A CNAME RR identifies its owner name as an alias, and specifies the corresponding canonical name in the RDATA section of the RR.

This behavior may have been true thirty years ago, but consider the number and prevalence of SaaS providers in 2017; who truly is authoritative for the content addressed by a DNS record, the content creator (and likely domain name owner who is using a CNAME) or the SaaS provider to whom the content creator subscribes?

Many if not all major service or application providers include clauses in their respective terms of service with regards to content added by the user to their account for the service. Intellectual property must be user-generated, properly licensed, or otherwise lawfully obtained. As content uploaded by users is difficult to control, liability limitations, indemnification, and service termination are all commonly used when the intellectual property added to the service is owned by another party, is unlawful, or is outside the definition of acceptable use. From a content perspective within the scope of a service provider's terms of service, it’s difficult to consider the service provider canonical for the content hosted there.

Using a real world example, there are currently 401,716 CNAME records in the zone files for domains on Cloudflare whose target is ghs.google.com. This hostname is given to subscribers of Google's Blogger service to use as the target of a CNAME so that a Blogger subscriber may use their own domain name in front of Google's service. With one CAA record, Google could dictate that nearly half a million blogs with a vanity domain name can only have one CA or no CAs issue certificates unless each of those hostnames created their own CAA records to allow issuance.

Even without following CNAMEs to their targets, the DNS climbing algorithm is not unproblematic. Operators of top-level domains may decide that only certain issuing CAs are trustworthy or certain CAs are advantageous for business and create CAA records only allowing those CAs to issue. We already see this in action today with the pseudo-top level domain nl.eu.org which has the CAA record nl.eu.org. CAA 0 issue "letsencrypt.org", which only allows issuance through Let's Encrypt without CAA records being present at the subdomains of nl.eu.org.

The authors of RFC6844 were also unwilling to secure their record and its use from any potential on-path attacks—

Use of DNSSEC to authenticate CAA RRs is strongly RECOMMENDED but not required.

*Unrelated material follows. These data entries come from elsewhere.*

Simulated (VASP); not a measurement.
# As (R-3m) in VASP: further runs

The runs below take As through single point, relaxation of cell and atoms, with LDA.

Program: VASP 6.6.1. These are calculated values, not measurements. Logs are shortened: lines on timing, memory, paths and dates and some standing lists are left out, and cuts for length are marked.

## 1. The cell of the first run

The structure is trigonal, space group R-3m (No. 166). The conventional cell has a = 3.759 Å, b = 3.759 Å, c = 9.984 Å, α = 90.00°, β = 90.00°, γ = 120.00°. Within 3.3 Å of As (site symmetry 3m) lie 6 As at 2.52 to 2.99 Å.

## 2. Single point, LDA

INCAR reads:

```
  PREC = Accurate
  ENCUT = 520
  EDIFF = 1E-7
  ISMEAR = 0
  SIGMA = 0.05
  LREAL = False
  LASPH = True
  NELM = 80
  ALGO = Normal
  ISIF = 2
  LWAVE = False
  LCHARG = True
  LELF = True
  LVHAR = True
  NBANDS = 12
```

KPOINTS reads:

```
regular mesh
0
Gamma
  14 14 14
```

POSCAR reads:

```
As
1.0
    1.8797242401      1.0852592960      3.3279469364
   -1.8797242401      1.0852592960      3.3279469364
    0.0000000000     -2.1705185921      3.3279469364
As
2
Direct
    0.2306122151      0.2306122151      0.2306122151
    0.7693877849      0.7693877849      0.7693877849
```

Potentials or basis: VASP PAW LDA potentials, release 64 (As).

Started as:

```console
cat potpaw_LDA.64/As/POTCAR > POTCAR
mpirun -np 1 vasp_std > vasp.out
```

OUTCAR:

Without DNSSEC, DNS responses are returned to the requestor in plain-text. Anyone in a privileged network position (a recursive DNS provider or ISP) could alter the response to a CAA query to allow or deny issuance as desired. As only about 820,000 .com domain names out of the more than 130 million registered .com domain names are secured with DNSSEC, perhaps the low adoption rates influenced the decision to not make DNSSEC with CAA mandatory.

Moving beyond the RFC, the CA/Browser Forum's Baseline Requirements (BR) attempt to clarify aspects regarding the behavior a CA should take when checking for CAA.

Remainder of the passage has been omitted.